Wedgwood's contributions to literature (other than private letters) are few. There is sound common-sense in his 'Address to the Young Inhabitants of the Pottery,' published in 1783 on the occasion of bread riots, and in another epistle to workmen relating to their entering the service of foreign manufacturers. His remarks on the bas-reliefs of the Portland vase are not valuable, while his criticism (1775) of Richard Champion's petition for an extension of a patent for making porcelain would have been differently worded had he been acquainted with the real merits of Champion's case (for a review of the matter, see Hugh Owen's Two Centuries of Ceramic Art in Bristol, 1873, pp. 149-51).
On 16 Jan. 1783 Wedgwood was elected a fellow of the Royal Society. He contributed two papers on chemical subjects to the 'Philosophical Transactions' (1783 and 1790), and three (in 1782, 1784, and 1786) on the construction and use of a pyrometer, an ingenious invention for determining and registering high temperatures by the measurement of the shrinkage suffered by cylinders of prepared clay in the furnace or kiln. This method, though still employed in some potteries, affords irregular results. On 4 May 1786 Wedgwood was elected a fellow of the Society of Antiquaries. He exhibited to the society on 6 May 1790 an early copy of the Barberini vase and read a paper thereon. In the same year he retired from some of the more arduous duties of his business. During this and the three subsequent years his health gave frequent occasions for anxiety to his friends, but he was able to entertain a succession of congenial visitors at Etruria Hall, to make longer excursions from home than before, and to divert himself by improving his grounds and by collecting books, engravings and objects of natural history. But after a brief illness, the nature of which admitted from the outset of no hope of recovery, Josiah Wedgwood died at Etruria Hall on 3 Jan. 1795, at the age of sixty-four. His grave is in Stoke-on-Trent churchyard; in the chancel there is a monument to his memory by Flaxman, with an inscription, which tells us that he 'converted a rude and inconsiderable manufactory into an elegant art and an important part of national commerce.' Wedgwood left more than half a million of money besides his large and flourishing business. His will, made on 2 Nov. 1793, was proved on 2 July 1795 (P. C. C. 484 Newcastle). He divided his substance mainly among his children, but did not forget the assistant who, since 1781, had helped him in his scientific work, leaving to Alexander Chisholm an annuity of 20l., an immediate gift of ten guineas 'as a testimony of regard;' and further desiring his 'son Josiah to make the remainder of his life easy and comfortable.'
On 25 Jan. 1764, at Astbury in Cheshire, Wedgwood married Sarah Wedgwood; daughter of Richard Wedgwood of Spen Green, Cheshire. Mrs. Wedgwood and her husband were cousins in the third degree, their common great-great-grandfather being the Gilbert Wedgwood previously named. She was born on 18 Aug. 1734, and died on 15 Jan. 1815. From the union there sprang seven children, three sons and four daughters. The eldest child, Susannah, married Robert Waring Darwin, son of Dr. Erasmus Darwin [q. v.], and father of Charles Robert Darwin [q. v.] Wedgwood's third son, Thomas, is noticed separately. His second son, Josiah, had nine children. One of these was Hensleigh Wedgwood [q. v.], mathematician and philologist; a daughter, Emma, married her first cousin, Charles Robert Darwin. The works at Etruria are still carried on by a grandson and other descendants of the second Josiah Wedgwood.

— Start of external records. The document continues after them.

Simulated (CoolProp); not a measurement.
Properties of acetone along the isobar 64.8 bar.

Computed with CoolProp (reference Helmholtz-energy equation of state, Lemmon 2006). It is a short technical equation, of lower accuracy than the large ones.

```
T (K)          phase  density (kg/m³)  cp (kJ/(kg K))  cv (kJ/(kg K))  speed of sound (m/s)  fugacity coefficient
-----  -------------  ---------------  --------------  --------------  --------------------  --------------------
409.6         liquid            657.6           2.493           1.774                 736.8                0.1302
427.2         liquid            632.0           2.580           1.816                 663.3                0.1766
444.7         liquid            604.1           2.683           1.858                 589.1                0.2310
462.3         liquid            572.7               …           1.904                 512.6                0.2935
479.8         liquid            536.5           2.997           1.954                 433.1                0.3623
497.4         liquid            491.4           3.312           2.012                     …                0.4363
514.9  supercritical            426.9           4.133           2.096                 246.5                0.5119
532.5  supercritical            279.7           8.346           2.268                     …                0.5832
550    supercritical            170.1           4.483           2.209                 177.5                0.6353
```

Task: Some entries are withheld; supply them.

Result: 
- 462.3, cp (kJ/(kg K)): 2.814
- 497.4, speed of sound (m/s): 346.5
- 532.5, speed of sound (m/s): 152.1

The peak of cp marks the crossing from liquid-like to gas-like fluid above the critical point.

A good portrait of Wedgwood, painted in 1783 by Sir Joshua Reynolds, now belongs to Miss Wedgwood of Leith Hill Place, Dorking; it has been twice engraved, once in mezzotint by S. W. Reynolds. The Earl of Crawford owns an early copy in oil by John Rising. George Stubbs painted in oil a family picture with nine figures, four being on horseback, also a large portrait in enamel on earthenware; both these works are now in the possession of Mr. Godfrey Wedgwood. A portrait of Wedgwood on horseback, also painted in enamel on earthenware, is owned by Lord Tweedmouth; an engraving of this picture is given in F. Rathbone's 'Old Wedgwood.' A cameo medallion-portrait, modelled by William Hackwood, was made at Etruria. On the monument in Stoke-on-Trent church there is a posthumous relief by Flaxman, while there is a modern bust by Fontana in the Wedgwood Memorial Institute at Burslem (founded 1863). A bronze statue of Wedgwood is at Stoke close to the railway station; it is the work of Mr. E. Davis, of London. It is belived that a wax cameo portrait of Wedgwood was executed shortly after 1781 by Eley George Mountstephen.
[Among the sources used in preparing this memoir are Meteyard's Life of Josiah Wedgwood, 1865; Ward's Borough of Stoke-upon-Trent, 1843; Gatty's Cat. of Liverpool Art Club Loan Collection, 1879; F. Rathbone's Cat. of the Centenary Exhibition at Burslem, 1895; Church's Portfolio Monograph on Josiah Wedgwood, 1894. The Stafford Advertiser of 29 June 1895 contains an account of the proceedings at Burslem at the centenary of Josiah Wedgwood's death.]